Michael Roberts – First Republic: The Case for Public Ownership

The case for public ownership is overwhelming, not only of middle-sized banks like First Republic that get into trouble, but also of the mega banks like JP Morgan

Michael Roberts is an Economist in the City of London and a prolific blogger

Cross-posted from Michael Roberts’s blog

David Shankbone/Creative Commons

The collapse of First Republic Bank is the latest chapter in the rolling banking crisis in the US.  This was the second largest banking collapse in US financial history.  It demonstrates yet further the case for public ownership of the banking system.

First Republic is the third bank to fail after the Silicon Valley Bank (SVB) and Signature.  In total, $47bn in bank assets have disappeared into smoke, the losses being taken in part by the shareholders and holders of the bonds in these banks.  But there has also been a cost to public funds.  The Federal Deposit Insurance Corporation (FDIC) is a public body financed by contributions from all the banks.  The cost of arranging and financing the cost of these bankruptcies and takeovers is estimated at $20bn (for SVB), $13bn (for First Republic) and $2.5bn (Signature).  So around three-quarters of the total losses are being taken by the FDIC.  The FDIC will ask for new levies from the banks, so the burden will eventually be shared, but at the expense of reducing bank lending for households and business and at higher interest costs.

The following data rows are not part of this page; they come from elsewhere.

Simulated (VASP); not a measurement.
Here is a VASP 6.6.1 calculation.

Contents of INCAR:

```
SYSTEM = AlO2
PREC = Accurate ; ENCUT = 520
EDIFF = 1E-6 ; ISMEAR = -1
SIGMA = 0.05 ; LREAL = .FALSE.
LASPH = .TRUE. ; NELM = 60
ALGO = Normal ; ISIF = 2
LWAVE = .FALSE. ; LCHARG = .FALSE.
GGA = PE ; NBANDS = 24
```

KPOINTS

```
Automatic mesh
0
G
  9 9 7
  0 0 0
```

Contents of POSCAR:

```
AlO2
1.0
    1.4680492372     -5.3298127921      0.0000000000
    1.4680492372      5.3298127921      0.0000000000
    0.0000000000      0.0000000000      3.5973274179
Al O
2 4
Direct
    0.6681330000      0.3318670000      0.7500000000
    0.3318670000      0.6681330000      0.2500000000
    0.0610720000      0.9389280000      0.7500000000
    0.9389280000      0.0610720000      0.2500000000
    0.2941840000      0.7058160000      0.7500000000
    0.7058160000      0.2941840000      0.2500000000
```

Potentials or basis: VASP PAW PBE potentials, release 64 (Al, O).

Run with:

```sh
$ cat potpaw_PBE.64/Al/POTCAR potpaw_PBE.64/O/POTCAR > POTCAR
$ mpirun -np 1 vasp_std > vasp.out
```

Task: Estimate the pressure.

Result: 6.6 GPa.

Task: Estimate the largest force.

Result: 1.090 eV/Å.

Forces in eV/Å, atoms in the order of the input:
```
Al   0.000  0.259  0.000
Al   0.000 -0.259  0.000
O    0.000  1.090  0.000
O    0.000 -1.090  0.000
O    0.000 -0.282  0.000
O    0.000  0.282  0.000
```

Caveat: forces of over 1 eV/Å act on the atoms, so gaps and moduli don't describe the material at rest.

One bank that is not going to lose is JP Morgan.  The takeover of First Republic looks like a great deal for JPM.  JPM is paying the FDIC $10.6bn, for which it is getting $185bn in interest-bearing loans and securities.  In turn, JPM is taking on the deposits of First Republic and First Republic’s outstanding borrowing from the Fed.  But the FDIC is providing a $50bn credit line to JPM over five years so that any further fall in deposits or defaults on First Republic loans are covered.  In other words, JPM will not have to get expensive borrowing from the Fed as it has a special FDIC loan on easier terms.  Small banks may wonder why the largest bank in the US gets a special cheap loan facility. 

JPM will now own First Republic assets for $10.6bn.  JPM’s chief Dimon says it will make about $500m a year from these assets, which it deserves for taking on the risk of First Republic’s debts.  But that is clearly an underestimate – it’s more likely to be a profit of $1bn a year at current loan rates to businesses and especially the low rate that the FDIC has arranged for JPM to borrow.  That’s what First Republic earned in its last quarter.  So that will add 2% to annual profits from JPM. Moreover, the FDIC has agreed to take 80% of any losses on loan defaults!  JPM’s stock price went up by $11bn in one day on the news.  So even JPM’s payment to the FDIC has been covered immediately.

These banking collapses offer yet another powerful argument for public ownership of banking.  If the three banks had been nationalised, the $35bn being spent by the FDIC to hand over the assets of these banks to larger ones could instead have been used to restructure them into public banks that would have delivered over time sufficient income to make profits for the government (FDIC), not for the likes of JPM.

The other lesson of this crisis is the failure of regulation as the alternative to public ownership.  In a special report commissioned by the Fed on the SVB debacle, the blame was laid on the reduction in regulation of smaller banks under the Trump administration.  The Democrat administration likes that conclusion, but the report provided no evidence that the Trump changes made any difference to preventing the collapse of any of these banks.  The history of regulation, whether applied to large or small banks, has shown to be a total failure.

So now we have had three banking busts, leaving JP Morgan in an even more dominant position in the banking sector, now with 12% of all customer deposits in the US.  In the 2008 financial crash, the cry was there were many large banks that were ‘too big to fail’.  Fifteen years later and the big banks are even bigger – but not too big to fail as the collapse and takeover of Swiss bank Credit Suisse last month proved.  Indeed it is ludicrous that the now huge Swiss UBS bank remains in private ownership, subsidised by the state, instead being publicly owned.

And as long as the Federal Reserve and other central banks keep raising their ‘policy’ interest rates, driving up the cost of borrowing and tightening credit, there remains the increasing danger of further bank collapses down the road.

The case for public ownership is overwhelming, not only of middle-sized banks like First Republic that get into trouble, but also of the big mega banks like JP Morgan, increasingly becoming powerful monopolies.  Public ownership, democratically run would end banking as a wasteful, corrupt and unstable money-making machine paying grotesque salries, bonuses and capital gains for a small clique of super-rich speculators (speculating with our deposits) and instead turn it into a public service for its customers, households and businesses, with any profits going to the country as a whole.